I've implemented the algorithm using parallel_for. But mostly I use synchronized sections, so I have no profit. Maybe there is a better option?
tbb::parallel_for (tbb::blocked_range<int>(1, m * n), apply_transform(d, j, this, m, n));
void apply_transformation(int * d, int i, int j, int n){
int elem1 = (*v1)[i];
int elem2 = (*v2)[j];
if(elem1 == elem2){
dLock.acquire(dMutex);
d[i*n + j] = d[(i-1)*n + j-1]; // no operation required
dLock.release();
} else {
dLock.acquire(dMutex);
d[i*n + j] = std::min(std::min(d[(i-1)*n + j] + 1, //deletion
d[i*n + j-1] + 1), //insertion
d[(i-1)*n + j-1] + 1); //substitution
dLock.release();
}
}
class apply_transform{
int * array;
int m_j;
Levenstein * m_l;
int m, n;
public:
apply_transform (int* a, int j, Levenstein * l, int width, int height):
array(a), m_j(j), m_l(l), m(width), n(height) {}
void operator()(const tbb::blocked_range<int>& r ) const {
for (int i=r.begin(); i!=r.end(); i++ ){
m_l->apply_transformation(array, i, m_j, n);
}
}
};
The Levenstein distance calculation is essentially a wavefront pattern, where computation of d(i,j)

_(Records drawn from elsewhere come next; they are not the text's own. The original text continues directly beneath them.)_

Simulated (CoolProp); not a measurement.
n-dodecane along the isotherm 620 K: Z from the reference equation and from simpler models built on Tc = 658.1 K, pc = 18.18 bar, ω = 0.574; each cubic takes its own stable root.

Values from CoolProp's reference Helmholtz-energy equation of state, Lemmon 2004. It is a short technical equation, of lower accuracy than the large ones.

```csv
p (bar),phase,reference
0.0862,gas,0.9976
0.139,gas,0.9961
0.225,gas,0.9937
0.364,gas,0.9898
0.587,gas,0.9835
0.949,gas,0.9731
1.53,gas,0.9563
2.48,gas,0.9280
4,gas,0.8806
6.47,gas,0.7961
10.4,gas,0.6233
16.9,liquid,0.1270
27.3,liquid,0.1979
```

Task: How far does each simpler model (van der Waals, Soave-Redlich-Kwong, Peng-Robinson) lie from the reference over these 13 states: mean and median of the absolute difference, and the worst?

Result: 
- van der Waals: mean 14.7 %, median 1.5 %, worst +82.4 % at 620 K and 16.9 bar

requires knowledge of d(i-1,j-1)
, d(i-1,j)
, and d(i,j-1)
. These dependencies naturally form a DAG of tasks; a task to compute d(i,j)
can only be executed when all its predecessors (and, in turn, their predecessors, etc) are completed. Tasks that have all their dependencies resolved and don't depend on each other (e.g. d(1,2)
and d(2,1)
) can be processed in parallel. Except for following the dependencies, no other synchronization is needed.
There are a few ways to express the wavefront pattern in TBB: with low-level tasks (complex and not recommended), with parallel_do
plus atomic counters (as explained in TBB Design Patterns documentation; the example used there is very close to what you do) and with the flow graph (as explained in the TBB blog). I recommend you to study these docs and make your own experiments.
Also note that the amount of work for computing a single d(i,j)
is way too small to justify overhead of parallel execution. To achieve some speedup, aggregate a rectangular block of computations into a single task, processing block elements serially within the task. The blocks will have the same dependency pattern. But the bigger blocks you make the less parallelism is available, so you may want to experiment with block sizes to get best performance.